Everything is planted. I put out some hot peppers too, because I'd forgotten I'd bought the seeds already, and didn't realize just how much room doubling the size of the garden made. :D I messed up and didn't buy some of what I wanted and thought I had (or maybe I did and misplaced the bag, lol). Either way, mission accomplished. Will water every morning before work.
My back yard is presently a wreck. Because I decided against building the pad for the kiln for making casts (for now anyway), I have a bunch of extra concrete blocks and no idea what to do with them. So I guess I'll give them away if anyone needs them (of course, I'll need them once I do, but whatevah.)
The little space between the back room and the laundry room has become a moss garden! So awesome. Made me really happy to see just how much moss was back there. The really soft kind--it's beautiful. I'm going to go rock-hunting and get some nice rocks to put around it, and perhaps some soft green LED lighting to give it a nifty ambiance. Maybe I could grow some amanita and death-cap mushrooms back there (inedible, but so nifty.)
Chesterton wrote this, and it made me very happy, because he's right. No matter what anyone else tells you, he's right.
"It is the main earthly business of a human being to make his home, and the immediate surroundings of his home, as symbolic and significant to his own imagination as he can."

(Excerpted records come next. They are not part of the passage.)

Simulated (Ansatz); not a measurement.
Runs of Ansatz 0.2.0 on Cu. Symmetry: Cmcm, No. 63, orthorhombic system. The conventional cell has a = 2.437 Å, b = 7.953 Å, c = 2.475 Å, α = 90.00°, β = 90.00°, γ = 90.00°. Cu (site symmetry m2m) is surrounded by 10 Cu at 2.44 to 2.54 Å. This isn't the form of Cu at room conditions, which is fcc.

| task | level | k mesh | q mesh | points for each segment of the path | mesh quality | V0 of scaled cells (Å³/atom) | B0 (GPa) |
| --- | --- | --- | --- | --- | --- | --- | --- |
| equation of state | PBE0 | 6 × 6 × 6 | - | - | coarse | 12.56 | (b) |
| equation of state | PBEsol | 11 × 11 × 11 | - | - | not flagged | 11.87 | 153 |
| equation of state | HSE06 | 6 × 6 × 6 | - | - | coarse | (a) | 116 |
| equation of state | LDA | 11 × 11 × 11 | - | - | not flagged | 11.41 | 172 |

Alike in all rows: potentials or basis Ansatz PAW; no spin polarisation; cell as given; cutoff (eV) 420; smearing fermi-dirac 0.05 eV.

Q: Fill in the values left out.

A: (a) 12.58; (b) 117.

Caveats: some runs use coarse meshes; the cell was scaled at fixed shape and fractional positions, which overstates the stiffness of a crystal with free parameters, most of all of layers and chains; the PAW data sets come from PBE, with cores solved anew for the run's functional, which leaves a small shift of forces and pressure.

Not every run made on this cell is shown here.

A-freakin-men. Now me, I have a severe case of wanderlust, and I look forward to renewed nomadism, but even if your home isn't static (or if you feel like you're the farthest from home wherever you are)...wherever you go, you must shape your surroundings, leave an impression upon that place. Where-ever you stay, make it your own.
But gardens of the mind versus gardens of the land... I really am having a lot of fun playing in the soil. No lahar for the green plastic army men yet, I figure I'll start another small plot when I clean out that pea-gravel laden soil, lol.
Too many wasps, though. They reneged on the treaty, it seems, so their numbers must be thinned. For the common good.